Rhode Island shoppers may be in for a surprising decrease in the Rhode Island sales tax from 7% to 6.5% by virtue of a pending U.S. Supreme Court case. In South Dakota v. Wayfair, Inc., South Dakota is challenging the current rule that prohibits state and local governments from requiring retailers to collect sales taxes on online transactions unless the retailer has a “physical presence” in the jurisdiction. This rule has been in place for many years, and was most recently affirmed in 1992 before, as South Dakota’s lawyers noted in their petition to the Court, “Amazon was even selling books out of Jeff Bezos’s garage.”
If South Dakota prevails in its quest to overturn this rule, which would pave the way for unfettered state taxation of online sales, then states will likely require online retailers to collect the same taxes that their brick-and-mortar counterparts must. In fact, Rhode Island’s tax law expressly requires “remote sellers” (essentially, online retailers) to begin collecting “[u]pon passage of any federal law authorizing states to require remote sellers to collect and remit sales and use taxes.” 
If that happens, Rhode Islanders who patronize brick-and-mortar retailers may be in for a pleasant surprise. That is because Rhode Island’s sales and use tax statutes have been amended (in 2011 and again in 2013) to reduce the tax rates from 7% to 6.5%, also “upon passage of any federal law that authorizes states to require remote sellers to collect and remit sales and use taxes.”  Those statutes provide that the reduced rate “shall take effect on the date that the state requires remote sellers to collect and remit sale and use taxes.”
Because the “passage of a federal law” is a trigger to both provisions, the State cannot plausibly argue that it can require remote sellers to collect sales taxes without also implementing the accompanying rate reduction. However, online retailers seeking to avoid having to collect taxes may argue that a decision handed down by the Supreme Court is not the same thing as “passage of a federal law” by Congress. If that happens, a court may need to decide whether a ruling in favor of South Dakota in the Wayfair case triggers the statutes quoted above.
Critical to this inquiry will be determining what the Rhode Island General Assembly intended when it enacted these statutes. Fortunately, the General Assembly was clear about that. The statutes themselves declare that the rate reduction is “in recognition of the work being performed by the streamlined sales and use tax governing board.” That board has publicly criticized online retailers’ ability to avoid collecting sales taxes, and filed a brief supporting South Dakota in the Wayfair case.

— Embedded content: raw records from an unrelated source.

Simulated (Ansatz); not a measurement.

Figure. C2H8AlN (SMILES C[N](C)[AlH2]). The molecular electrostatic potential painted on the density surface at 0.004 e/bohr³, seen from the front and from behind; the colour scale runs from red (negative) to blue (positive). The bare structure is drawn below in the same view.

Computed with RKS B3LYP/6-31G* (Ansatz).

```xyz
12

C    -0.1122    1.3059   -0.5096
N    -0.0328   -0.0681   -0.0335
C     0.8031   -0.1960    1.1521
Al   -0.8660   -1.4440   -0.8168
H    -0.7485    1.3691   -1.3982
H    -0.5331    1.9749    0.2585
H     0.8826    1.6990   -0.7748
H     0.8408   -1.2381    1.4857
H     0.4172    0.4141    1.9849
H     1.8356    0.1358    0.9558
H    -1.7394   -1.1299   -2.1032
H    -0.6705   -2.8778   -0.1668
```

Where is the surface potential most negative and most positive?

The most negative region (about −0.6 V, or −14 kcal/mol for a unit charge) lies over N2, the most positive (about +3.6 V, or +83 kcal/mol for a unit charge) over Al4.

This language, therefore, strongly suggests that the General Assembly intended that online transactions be taxed and that the rate be reduced once federal law permits states to require retailers to collect taxes for online sales. Precisely how that change in the law occurs is irrelevant. If so, a judicial decision in the Wayfair case abrogating that current rule would lead to a lower tax bill for shoppers at Rhode Island brick-and-mortar retailers.
- R.I. Gen. Laws § 44-18-15.2(b).
- R.I. Gen. Laws § 44-18-18 (sales tax); R.I. Gen. Laws § 44-18-20 (use tax).
- R.I. Gen. Laws § 44-18-18; R.I. Gen. Laws § 44-18-20.